The Russian Orthodox Church is celebrating the 20th anniversary of the canonization of Grand Duchess Elizabeth Feodorovna Romanova. She was renowned during her lifetime for her missionary, educational and charitable work. The Martha and Mary Convent of Mercy which she created with her own funds continues to this day to assist the needy, Vesti reports.
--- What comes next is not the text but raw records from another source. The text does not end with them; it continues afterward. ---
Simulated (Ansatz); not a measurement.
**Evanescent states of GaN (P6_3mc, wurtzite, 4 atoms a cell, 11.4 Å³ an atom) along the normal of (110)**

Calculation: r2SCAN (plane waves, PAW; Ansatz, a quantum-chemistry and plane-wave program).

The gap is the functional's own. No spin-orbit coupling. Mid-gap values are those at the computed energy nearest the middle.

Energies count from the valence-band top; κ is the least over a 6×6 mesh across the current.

Grand Duchess Elizabeth was the widow of Grand Duke Sergeii Alexandrovich, who had been assassinated by terrorists in 1905. After her husband's death, she gave away her magnificent collection of jewels, including her wedding ring, and sold her other possessions. With the proceeds, she opened the convent and became its abbess. Her vision was to begin a religious community, made up of women from all social strata, that would merge the ideals of saints Martha and Mary, dedicated both to prayer and to serving the needs of the poor.

St. Elizabeth’s death was that of a martyr. Arrested on Lenin’s order, she was thrown into a mine and peppered with grenades, dying a slow and painful death.

Elizabeth was canonized by the Russian Orthodox Church Outside of Russia in 1981, and in 1992 by the Moscow Patriarchate as New Martyr Elizabeth. Her principal shrines are the convent she founded in Moscow, and the St. Mary Magdalene Convent on the Mount of Olives, which she and her husband helped build, and where her relics (along with the Nun Barbara) are enshrined. She is one of the ten 20th-century martyrs from across the world who are depicted in statues above the Great West Door of Westminster Abbey, London, England.

A statue of Elizabeth was erected in the garden of her convent after the collapse of the Soviet Union. Its inscription reads: "To the Grand Duchess Elizabeth Feodorovna: With Repentance."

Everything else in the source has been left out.